Apart from other aspects of the transaction, I believe that the campaign for securing out of Germany the general costs of the war was one of the most serious acts of political unwisdom for which our statesmen have ever been responsible. To what a different future Europe might have looked forward if either Mr. Lloyd George or Mr. Wilson had apprehended that the most serious of the problems which claimed their attention were not political or territorial but financial and economic, and that the perils of the future lay not in frontiers or sovereignties but in food, coal, and transport. Neither of them paid adequate attention to these problems at any stage of the Conference. But in any event the atmosphere for the wise and reasonable consideration of them was hopelessly befogged by the commitments of the British delegation on the question of Indemnities. The hopes to which the Prime Minister had given rise not only compelled him to advocate an unjust and unworkable economic basis to the Treaty with Germany, but set him at variance with the President, and on the other hand with competing interests to those of France and Belgium. The clearer it became that but little could be expected from Germany, the more necessary it was to exercise patriotic greed and "sacred egotism" and snatch the bone from the juster claims and greater need of France or the well-founded expectations of Belgium. Yet the financial problems which were about to exercise Europe could not be solved by greed. The possibility of their cure lay in magnanimity.

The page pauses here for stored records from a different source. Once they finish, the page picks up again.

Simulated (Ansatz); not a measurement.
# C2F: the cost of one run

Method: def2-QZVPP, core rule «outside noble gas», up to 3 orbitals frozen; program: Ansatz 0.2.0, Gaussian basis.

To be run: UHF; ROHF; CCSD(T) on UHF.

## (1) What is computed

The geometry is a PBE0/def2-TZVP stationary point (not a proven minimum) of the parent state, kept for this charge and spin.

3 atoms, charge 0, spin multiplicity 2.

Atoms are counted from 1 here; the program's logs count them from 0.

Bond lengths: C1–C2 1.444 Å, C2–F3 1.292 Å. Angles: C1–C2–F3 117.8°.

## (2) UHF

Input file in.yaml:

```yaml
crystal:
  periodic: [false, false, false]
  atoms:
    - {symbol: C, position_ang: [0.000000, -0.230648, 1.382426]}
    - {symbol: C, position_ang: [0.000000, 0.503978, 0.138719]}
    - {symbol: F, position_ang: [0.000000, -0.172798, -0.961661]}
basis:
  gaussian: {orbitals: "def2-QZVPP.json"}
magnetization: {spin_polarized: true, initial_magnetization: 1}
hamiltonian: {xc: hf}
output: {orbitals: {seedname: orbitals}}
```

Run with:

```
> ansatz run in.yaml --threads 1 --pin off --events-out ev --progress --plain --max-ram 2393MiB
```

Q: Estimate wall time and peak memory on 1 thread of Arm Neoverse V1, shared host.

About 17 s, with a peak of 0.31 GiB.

Europe, if she is to survive her troubles, will need so much magnanimity from America, that she must herself practice it. It is useless for the Allies, hot from stripping Germany and one another, to turn for help to the United States to put the States of Europe, including Germany, on to their feet again. If the General Election of December, 1918, had been fought on lines of prudent generosity instead of imbecile greed, how much better the financial prospect of Europe might now be. I still believe that before the main Conference, or very early in its proceedings, the representatives of Great Britain should have entered deeply, with those of the United States, into the economic and financial situation as a whole, and that the former should have been authorized to make concrete proposals on the general lines (1) that all inter-allied indebtedness be canceled outright; (2) that the sum to be paid by Germany be fixed at $10,000,000,000; (3) that Great Britain renounce all claim to participation in this sum and that any share to which she proves entitled be placed at the disposal of the Conference for the purpose of aiding the finances of the New States about to be established; (4) that in order to make some basis of credit immediately available an appropriate proportion of the German obligations representing the sum to be paid by her should be guaranteed by all parties to the Treaty; and (5) that the ex-enemy Powers should also be allowed, with a view to their economic restoration, to issue a moderate amount of bonds carrying a similar guarantee. Such proposals involved an appeal to the generosity of the United States. But that was inevitable; and, in view of her far less financial sacrifices, it was an appeal which could fairly have been made to her. Such proposals would have been practicable. There is nothing in them quixotic or Utopian. And they would have opened up for Europe some prospect of financial stability and reconstruction....

I have described the entanglements which Mr. Lloyd George took with him. The position of the Finance Ministers of the other Allies was even worse. We in Great Britain had not based our financial arrangements on any expectation of an indemnity. Receipts from such a source would have been more or less in the nature of a windfall; and, in spite of subsequent developments, there was an expectation at that time of balancing our budget by normal methods. But this was not the case with France or Italy. Their peace budgets made no pretense of balancing and had no prospects of doing so, without some far-reaching revision of the existing policy. Indeed, the position was and remains nearly hopeless. These countries were heading for national bankruptcy. This fact could only be concealed by holding out the expectation of vast receipts from the enemy. As soon as it was admitted that it was in fact impossible to make Germany pay the expenses of both sides, and that the unloading of their liabilities upon the enemy was not practicable, the position of the Ministers of Finance of France and Italy became untenable. Thus a scientific consideration of Germany's capacity to pay was from the outset out of court. The expectations which the exigencies of politics had made it necessary to raise were so very remote from the truth that a slight distortion of figures was no use, and it was necessary to ignore the facts entirely. The resulting unveracity was fundamental. On a basis of so much falsehood it became impossible to erect any constructive financial policy which was workable. For this reason amongst others, a magnanimous financial policy was essential. The financial position of France and Italy was so bad that it was impossible to make them listen to reason on the subject of the German Indemnity, unless one could at the same time point out to them some alternative mode of escape from their troubles.